Thanks for your thoughtful post and thanks for pointing out a mistake in the book that we should remedy in an end note to Chapter 7. I appreciate that. That’s a good catch. I don’t think it destroys the fundamental point behind the chapter–which, by the way, could be applied even more so in critiquing the majority of business research (a good book on this point that I recommend highly is The Halo Effect). Clearly there is some good education research out there, but the majority that finds its way into policy debates stays at a correlation level–or does not get translated in a way that understands the environment in which teachers practice. Even randomized-control trials do not ask the next question (a similar phenomenon plagues health care).

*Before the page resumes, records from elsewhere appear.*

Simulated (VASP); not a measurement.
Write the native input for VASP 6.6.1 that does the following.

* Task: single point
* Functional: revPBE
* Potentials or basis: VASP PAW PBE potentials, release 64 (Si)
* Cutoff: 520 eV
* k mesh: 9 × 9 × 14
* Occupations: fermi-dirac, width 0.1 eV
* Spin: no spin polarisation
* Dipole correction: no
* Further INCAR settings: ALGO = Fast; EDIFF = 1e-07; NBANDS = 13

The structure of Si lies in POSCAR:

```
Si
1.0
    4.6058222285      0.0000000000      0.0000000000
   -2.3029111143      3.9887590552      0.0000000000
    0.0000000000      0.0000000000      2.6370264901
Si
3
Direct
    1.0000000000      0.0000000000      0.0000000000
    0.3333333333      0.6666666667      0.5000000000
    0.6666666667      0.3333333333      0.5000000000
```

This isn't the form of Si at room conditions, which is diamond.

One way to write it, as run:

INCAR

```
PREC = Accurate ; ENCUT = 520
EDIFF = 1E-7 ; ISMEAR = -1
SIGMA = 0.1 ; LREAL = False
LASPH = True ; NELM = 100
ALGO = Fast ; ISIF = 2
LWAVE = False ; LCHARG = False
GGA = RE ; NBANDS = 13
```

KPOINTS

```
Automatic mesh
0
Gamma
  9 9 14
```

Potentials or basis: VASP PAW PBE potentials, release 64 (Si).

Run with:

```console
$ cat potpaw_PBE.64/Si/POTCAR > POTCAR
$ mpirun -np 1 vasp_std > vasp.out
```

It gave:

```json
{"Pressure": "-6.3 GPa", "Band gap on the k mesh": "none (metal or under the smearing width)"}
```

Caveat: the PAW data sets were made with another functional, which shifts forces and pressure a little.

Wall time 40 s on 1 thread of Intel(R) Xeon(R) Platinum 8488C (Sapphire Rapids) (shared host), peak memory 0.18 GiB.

As for the other gaps you point out–we pointedly don’t rely on point #3 that you cite. Others write about this, but we ourselves don’t hinge our argument on this point. For point #2 — right now textbook companies of course largely play this role, and we actually envision a world where this goes well beyond a company doing it, as we point out in Chapter 5 so this criticism is not accurate. Lastly, to your point #1 — this sort of misses the point that this is not a book about technology, but a book about transforming a system into a more student-centric one. Technology can be integrated in the current classroom–see Wireless Generation’s success in certain areas–but it has sustained the system, not transformed it. I could go on, but the work of Larry Cuban and ours stands on its own I think.